“I really like how all these differences are trying to come together, finding a way to fight gravity together. The only way they can do it is through negotiation.”
–Shirley Tse
Venice Biennale is known as “The Olympics of the Art World” for its international participation, and this year, CalArts students, faculty, and alumni have something to cheer about: robust representation.
Faculty members Shirley Tse (School of Art) and Christine Wertheim (Critical Studies) were invited to participate in Biennale Arte 2019, held May 11 through Nov. 24, with the theme, “May You Live in Interesting Times.” Also participating were alumni Cameron Jamie (Art BFA 95), Henry Taylor (Art BFA 95), Kaari Upson (Art MFA 07), and Charlotte Prodger, who spent a semester at CalArts while earning her MFA from The Glasgow School of Art in 2009.
Tse was thrilled and honored when her native Hong Kong extended an invitation to show at the event—especially when she realized that she’s the first woman to ever land a solo show for the Hong Kong pavilion. “I am the one who broke the glass ceiling,” she says, still in awe. “That is amazing.”

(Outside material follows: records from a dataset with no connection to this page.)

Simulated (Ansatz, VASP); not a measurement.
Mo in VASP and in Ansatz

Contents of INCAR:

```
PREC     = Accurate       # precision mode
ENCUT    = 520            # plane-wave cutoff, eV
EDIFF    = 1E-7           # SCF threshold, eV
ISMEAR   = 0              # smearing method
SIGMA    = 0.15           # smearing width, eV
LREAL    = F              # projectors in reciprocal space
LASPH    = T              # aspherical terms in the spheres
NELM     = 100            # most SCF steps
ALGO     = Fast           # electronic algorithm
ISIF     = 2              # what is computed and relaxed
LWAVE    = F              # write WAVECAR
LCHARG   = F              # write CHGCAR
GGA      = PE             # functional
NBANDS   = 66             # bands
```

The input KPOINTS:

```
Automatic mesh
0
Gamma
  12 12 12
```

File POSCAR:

Shirley Tse’s Negotiated Differences
Her exhibition, titled Stakeholders, Hong Kong In Venice, includes two installations. Negotiated Differences consists of lathe-carved wooden objects that Tse connected using plastic joints created with a 3-D printer. “I really like how all these differences are trying to come together, finding a way to fight gravity together. The only way they can do it is through negotiation,” she says. The second work, Playcourt, was inspired by Tse’s childhood memories of playing badminton in the streets of Hong Kong. In creating this work, which includes tripods poised for action, she explored themes of colonialism, communication, and trade. “I imagine the birdie—which is made of vanilla bean pods and rubber, trade products of the colonial era— flying back and forth along the two ends of the court; it’s like trading routes,” Tse says.
Wertheim and her twin sister, Margaret, began dreaming up their work, Crochet Coral Reef, nearly 15 years ago. That’s when the two began crocheting curvy objects, called hyperbolic planes (the technique was invented by mathematician Daina Taimina, an associate adjunct professor at Cornell University). When Christine deviated from the formula and switched to using fluffy, sparkly, colorful yarns, she noticed that the result resembled corals. “One day, I casually said, ‘Oh! They look like corals; we could crochet a coral reef.’” They did just that, inviting others around the world to participate in the endeavor, too. In Venice, the reefs are on display in glass vitrines and hanging from the wall. “The whole effect evokes the experience of both seeing corals underwater, and being in an old-fashioned natural history museum,” says Christine. “It is also about technology and craft and oceanic life.”
Both Tse and Wertheim were honored to see their works on display with beautiful Venice as a backdrop, and the two faculty members agree that 2019 is a special year, in part because they were able to see so many artists with CalArts ties. “Six people from one institution in one year is pretty amazing,” says Wertheim.
“The whole effect evokes the experience of both seeing corals underwater, and being in an old-fashioned natural history museum.”